Algebra, algebraisk geometri og topologi (AGATA)

Algebra originates from the study of equations and polynomials.
From this, a rich variety of modern algebraic structures has emerged. Groups, fields, rings, and Lie algebras are among the most fundamental. Algebra becomes especially interesting when it interacts with other fields such as combinatorics, topology, geometry, computational methods, or physics.

In Algebraic Geometry, geometric objects with algebraic structure are studied: Curves, surfaces, and higher-dimensional manifolds that can locally be described by polynomial equations. There is a rich interplay with modern abstract Algebra, Topology, and Complex Analysis. Some of the problems are classical and go back as far as two hundred years, while others are, for example, related to problems in modern theoretical physics.
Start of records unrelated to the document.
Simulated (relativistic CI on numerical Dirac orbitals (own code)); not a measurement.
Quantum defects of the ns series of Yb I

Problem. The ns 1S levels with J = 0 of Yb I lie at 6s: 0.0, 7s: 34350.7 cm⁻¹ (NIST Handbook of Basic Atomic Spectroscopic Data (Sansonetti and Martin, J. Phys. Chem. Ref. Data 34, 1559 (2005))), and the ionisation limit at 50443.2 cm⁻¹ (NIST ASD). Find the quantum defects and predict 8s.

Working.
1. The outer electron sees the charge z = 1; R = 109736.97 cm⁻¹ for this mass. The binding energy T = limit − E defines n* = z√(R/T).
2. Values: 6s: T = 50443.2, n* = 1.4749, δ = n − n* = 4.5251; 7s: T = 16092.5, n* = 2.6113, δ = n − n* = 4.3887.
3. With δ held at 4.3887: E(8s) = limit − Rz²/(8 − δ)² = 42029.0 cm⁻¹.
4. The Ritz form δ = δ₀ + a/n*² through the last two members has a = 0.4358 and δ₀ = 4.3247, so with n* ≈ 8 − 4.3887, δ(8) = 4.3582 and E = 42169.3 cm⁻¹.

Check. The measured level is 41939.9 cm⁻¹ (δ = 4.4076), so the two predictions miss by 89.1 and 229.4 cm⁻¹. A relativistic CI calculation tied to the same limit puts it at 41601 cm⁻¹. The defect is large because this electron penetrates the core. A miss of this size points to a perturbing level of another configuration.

Topology is the mathematical study of space. In Topology, we are concerned with symmetry and geometry. The objects we study are called topological spaces and include anything with a geometric aspect. The main tools for studying topological spaces are algebra, geometry, and combinatorics. One type of topological space that is related to physical theories such as relativity and string theory is Riemannian manifolds. These are topological spaces equipped with geometric structure, which gives meaning to concepts such as distance, angle, and volume. Roughly speaking, one can say that these are spaces that can be "lived in" in the same way we live in a three-dimensional space.